The novelty of the evening was that both bands would play a full album end-to-end. The Laughing Clowns did History Of Rock 'n' Roll Volume 1. I believe there is yet to be a second volume, though one can never fault Ed Kuepper's exuberance. Briefly, they are indeed some kind of experimental jazz/punk/whatever group, as their presumably self-written bio on Wikipedia says. The bass at the Enmore was cranked up a bit too much for me to get all the nuance, so I found them a bit incoherent.

Incidentally I recall Ed Kuepper mostly for his fabulously trashy mid-90s Wasn't I Pissed Off Today, on high rotation at JJJ at the time, and the ethereal All of these things from the same album. I'd bracket him with Dave Graney for vocals, and maybe Chris Abrahams for eclecticism: an all-Australian sub-star.

...but of course everyone came to see the Dirty Three do Ocean Songs, at presumably their only concert in Sydney this year. I missed them at last year's All Tomorrow's Parties festival, largely because the rest of the lineup looked thin. The 2006 gig at the Metro set my expectations ridiculously high, and I recall mrak and his brother Chris being similarly blown away.

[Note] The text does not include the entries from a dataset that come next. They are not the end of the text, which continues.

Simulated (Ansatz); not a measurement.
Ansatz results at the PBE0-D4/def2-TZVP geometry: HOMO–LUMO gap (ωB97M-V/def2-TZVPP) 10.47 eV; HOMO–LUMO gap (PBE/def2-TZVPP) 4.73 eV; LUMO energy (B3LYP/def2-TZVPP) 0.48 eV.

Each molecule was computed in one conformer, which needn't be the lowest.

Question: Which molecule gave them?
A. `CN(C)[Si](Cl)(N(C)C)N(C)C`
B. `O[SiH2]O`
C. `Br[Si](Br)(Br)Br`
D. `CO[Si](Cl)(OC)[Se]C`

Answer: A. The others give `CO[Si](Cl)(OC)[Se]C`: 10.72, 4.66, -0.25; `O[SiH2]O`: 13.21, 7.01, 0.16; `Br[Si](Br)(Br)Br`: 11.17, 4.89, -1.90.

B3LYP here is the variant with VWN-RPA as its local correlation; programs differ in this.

I rate Ocean Songs as their best, but it is more ambient than rock, and the Enmore is not really up to any kind of nuance. (The Dirty Three have made three kinds of music: this ambient-ruminative soulful stuff that makes it clear they're from Melbourne, recovering from being Jeffed in the late 90s; the Saturday-afternoon-evening rock'n'roll of their hell raising years, the early-to-mid-90s of the classic Melbourne live-music pubs; and Cinder, presumably tunes for the twenty-first century diaspora.)

So they rocked it out, I can cope with that. Heck, I knew it would be thus. Warren Ellis gave a lot of schtick to the crowd in his ironic-Jesus manner, and totally butchered the opening Sirena by failing to switch out of Grinderman mode. It's a track you just can't rock out. He slowed down for the next few, getting it together with Jim White and Mick Turner for an Authentic Celestial Music that, even with the detail difficult to discern (damn that excessive bass, no! — crank up that violin) araldited the crowd to their seats.

The filler part of the album, roughly tracks five through eight, went over better than their studio counterparts, leading into the second peak of Deeper Waters, or as Ellis likes to call it, Epic. Clearly they play this one a lot more often than the rest, spinning it out to some ridiculous length with effortless aplomb. Many people left straight afterwards, not staying for Ends of the Earth or the possibility of an encore, which didn't eventuate anyway.

So a great gig. Ellis was in fine form, and Jim White's drumming was so animated, so energetic. Conversely Mick Turner was very laid back, and together they somehow made so much more coherent noise than they had any right to. As they always do.

I would carp about our "A Reserve" seats, right at the top of the stairs. We had a good view of the stage, between the continual stream of people walking in front of us. The no-loitering policy meant that the security people regularly intervened, somewhat destroying the rapture the band creates. I guess the Sydney Festival billing attracts a minority (of the crowd, but perhaps members of a wider majority) who have more money than sense, who aren't there for the music.

I wish they'd put out another album.